Stock markets were given a boost on Tuesdayvafter the US Federal Reserve cut rates by 0.75%, but the move was less than many had hoped for in the mounting economic gloom.
Markets had widely speculated that the Fed was preparing to deliver a 1% cut as the world’s biggest economy struggled amid signs of a sharp downturn in the US and a deepening credit crunch crisis.
The FTSE 100 index in London closed 3.5% up - soaring 191.4 points to 5605.8 - in anticipation of a dramatic rates move.
Shares on Wall Street’s Dow Jones Industrial Average eased back after the rates decision, having rocketed more than 300 points at one stage, later standing around 200 points ahead.

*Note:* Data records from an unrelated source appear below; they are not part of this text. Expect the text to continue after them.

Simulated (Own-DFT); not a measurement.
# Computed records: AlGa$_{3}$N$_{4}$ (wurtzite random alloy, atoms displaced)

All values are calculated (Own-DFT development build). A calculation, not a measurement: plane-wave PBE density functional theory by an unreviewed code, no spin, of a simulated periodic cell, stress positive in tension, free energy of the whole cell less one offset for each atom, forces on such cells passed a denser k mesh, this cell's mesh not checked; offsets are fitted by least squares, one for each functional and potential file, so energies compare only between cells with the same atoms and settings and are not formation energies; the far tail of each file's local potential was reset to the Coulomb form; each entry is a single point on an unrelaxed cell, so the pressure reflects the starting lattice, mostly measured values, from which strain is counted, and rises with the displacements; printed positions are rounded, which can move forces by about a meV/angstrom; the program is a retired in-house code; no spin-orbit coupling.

Traders raised concerns that a cut of less than 1% could see the Footsie in London come under pressure again tomorrow as volatility remains high after the shock news of the rescue and cut-price sale of US bank Bear Stearns.
But economist James Knightley of ING Bank said the Fed had "more work to do" and was likely to trim rates again.
"Liquidity conditions and market sentiment will need to improve significantly to prevent the Fed having to come in and cut the Fed funds rate further," he said.
"Default risk and counterparty concerns will linger on and with further write-downs still probable, access to credit will continue to be constrained. This presents an ongoing risk to the economic outlook and so we expect the Fed to push the Fed funds target rate down to 1% in the coming months."
The gains made on the FTSE 100 saw the top flight index recover the bulk of the losses seen on Monday when it fell by almost 4%, slumping to its lowest level for more than two years.
Global markets shaken by the sale of troubled US investment bank Bear Stearns also took comfort in better than expected results from fellow financial firms Lehman Brothers and Goldman Sachs.
Both companies posted first-quarter profits lower than last year, although their shares rose as results failed to fulfil the worst fears of analysts.
The interest rate cut from the Fed marks its second move in three days to ease financial and economic turmoil after a rare Sunday intervention saw it lower the rate at which it lends to banks by 0.25% to 3.25%.
The Bank of England also made a bid on Monday to calm jittery markets, pumping an extra £5 billion into frozen money markets.
But the cash injection was not enough to stop more than £51 billion being wiped off the value of the UK’s biggest companies. Banks were the worst hit, but were back on the front foot amid the US rates optimism.
Alliance & Leicester and HSBC were posting gains of more than 7%, while investment firm Man Group was 9% better. Barclays and Halifax Bank of Scotland - the two to suffer the most on Monday- rallied 5% and 4% respectively.
The market volatility comes after investment bank Bear Stearns became the biggest victim of the credit crunch yet when forced to seek emergency funding last Friday. It was eventually bought by rival JP Morgan Chase for a cut-price £236.2 million US dollars (£116.4 million).
Bear Stearns was heavily exposed to the mortgage-backed investments hit by the credit crunch and last week rumours of problems at the business swept the market, leading to a cash crisis at the firm.
Billionaire British businessman Joe Lewis, whose Tavistock Group firm owns Tottenham Hotspur as well as other worldwide investments, said he has lost more than one billion US dollars (£500 million) after the cut-price buyout of the bank.
Chancellor Alistair Darling updated Cabinet colleagues on the economic turmoil at their regular weekly meeting.
Prime Minister Gordon Brown’s spokesman said: "The Chancellor updated the Cabinet on his discussions and over the weekend with the US Treasury Secretary, the governor of the Bank of England and the chairman of the Financial Services Authority.
"He explained we were working with authorities here and internationally and doing all we can to maintain stability and growth in the face of continued global turbulence.
"He said that, because of the resilience of the UK economy, our low debt, unemployment and inflation, we were well-placed to deal with the current global financial turbulence and the fundamentals of the UK economy remain strong."